Mineral Rights in South Louisiana: Does the 10-Year Rule Apply to You? | RE: Real Estate Podcast

Clint C. Galliano (00:04.139)
Ahem.

Clint C. Galliano (00:24.872)
In oil and gas country, the family that kept the mineral rights built generational wealth. The family that didn't even know mineral rights existed got a one-time payment while royalties flowed somewhere else for the next 30 years. Today, we make sure you're in the first family. This is Built To Own.

Ben Harang (00:51.032)
Like

Clint C. Galliano (00:53.749)
All right.

Ben Harang (00:54.114)
That was that was probably all awkward and stuff to say built to own. But it sounded good.

Clint C. Galliano (00:59.23)
That wasn't bad. It wasn't bad.

Ben Harang (01:07.597)
All right.

We're ready to get rolling.

Clint C. Galliano (01:12.79)
Let's rock and roll.

Ben Harang (01:16.364)
All right, here we go.

Hello everybody and welcome back to another episode of the RE Real Estate Podcast. My name is Ben Harang, and with me today, as usual, is my co host, Clint Galliano. How you doing today, Clint?

Clint C. Galliano (01:36.214)
I'm doing wonderful, Ben. How are you doing?

Ben Harang (01:39.116)
Man, I'm doing terrific. we got a double header going on today. We did a did a we recorded another podcast this morning, so it's podcast re recording day, I guess. but

Clint C. Galliano (01:52.01)
Yeah, we touched on episode, actually, we're gonna pull some excerpts from what we recorded this morning and add them into what we're recording today. But that episode in its entirety, we're gonna release in a few weeks when we're done with our built-to-own series.

Ben Harang (02:03.413)
Mm-hmm.

Ben Harang (02:11.851)
Yeah. So we're four weeks into our built to own series. Last week we covered the five practical ways Louisiana civil law differs from common law, which is a a discussion all its own. This tea this week we're gonna take one specific stick from the bundle of sticks, the right to profit, and we go deep into mineral rights. Clint, you've been in oil & gas gas data and systems for nearly

Three decades. I'ma follow your lead today, man.
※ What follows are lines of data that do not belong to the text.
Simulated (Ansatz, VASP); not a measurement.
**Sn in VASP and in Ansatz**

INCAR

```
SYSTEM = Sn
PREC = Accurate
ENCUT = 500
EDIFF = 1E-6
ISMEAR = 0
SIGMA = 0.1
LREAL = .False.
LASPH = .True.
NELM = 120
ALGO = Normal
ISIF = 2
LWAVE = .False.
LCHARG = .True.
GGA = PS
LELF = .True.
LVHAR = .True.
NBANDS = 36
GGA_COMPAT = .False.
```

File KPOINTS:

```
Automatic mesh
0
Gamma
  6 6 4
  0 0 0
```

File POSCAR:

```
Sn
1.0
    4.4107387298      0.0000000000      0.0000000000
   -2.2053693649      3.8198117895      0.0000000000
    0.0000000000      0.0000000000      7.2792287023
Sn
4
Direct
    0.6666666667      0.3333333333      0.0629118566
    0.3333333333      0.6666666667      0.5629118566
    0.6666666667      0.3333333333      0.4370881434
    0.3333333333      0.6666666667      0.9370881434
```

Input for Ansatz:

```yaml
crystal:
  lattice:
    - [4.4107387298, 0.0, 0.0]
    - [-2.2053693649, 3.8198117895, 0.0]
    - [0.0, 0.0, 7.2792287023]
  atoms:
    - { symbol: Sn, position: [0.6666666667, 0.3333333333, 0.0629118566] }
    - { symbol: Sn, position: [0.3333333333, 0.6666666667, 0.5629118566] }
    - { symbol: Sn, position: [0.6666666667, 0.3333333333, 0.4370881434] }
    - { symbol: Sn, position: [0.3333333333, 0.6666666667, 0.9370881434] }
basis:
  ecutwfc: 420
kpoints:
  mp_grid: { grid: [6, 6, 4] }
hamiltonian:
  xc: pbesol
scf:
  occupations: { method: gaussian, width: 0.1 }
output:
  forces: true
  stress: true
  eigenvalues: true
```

Clint C. Galliano (02:45.575)
Hey, happy to take it on. So first off, I'm going to start with a confession. When I first got into real estate, I assumed that mineral rights were a niche concern. Thinking that it was mainly something for ranch owners in Texas or oil families in Oklahoma or people over at the South Fork Ranch, I'd

did know that there were some inherited family properties that had royalty interests in it, things like that. But I didn't realize that it was on a day-to-day basis that that would be a topic that would come up on whether or not when you're buying or selling a piece of property that you would be concerned about the mineral rights.

So in South Louisiana, it's a common thing. And a lot of times property gets sold while the seller retains the mineral rights. So today we're gonna walk through what mineral rights actually are and how Louisiana handles them differently from everywhere else. And what the average listener needs to know before they ever buy or inherit land here.

Ben Harang (04:10.091)
All right. So mineral rights are part of the bundle of sticks we covered in episode two, specifically a subset of the right to profit. In most American property transactions, this stick stays with the surface. In Louisiana, especially an oil and gas country, it often does not.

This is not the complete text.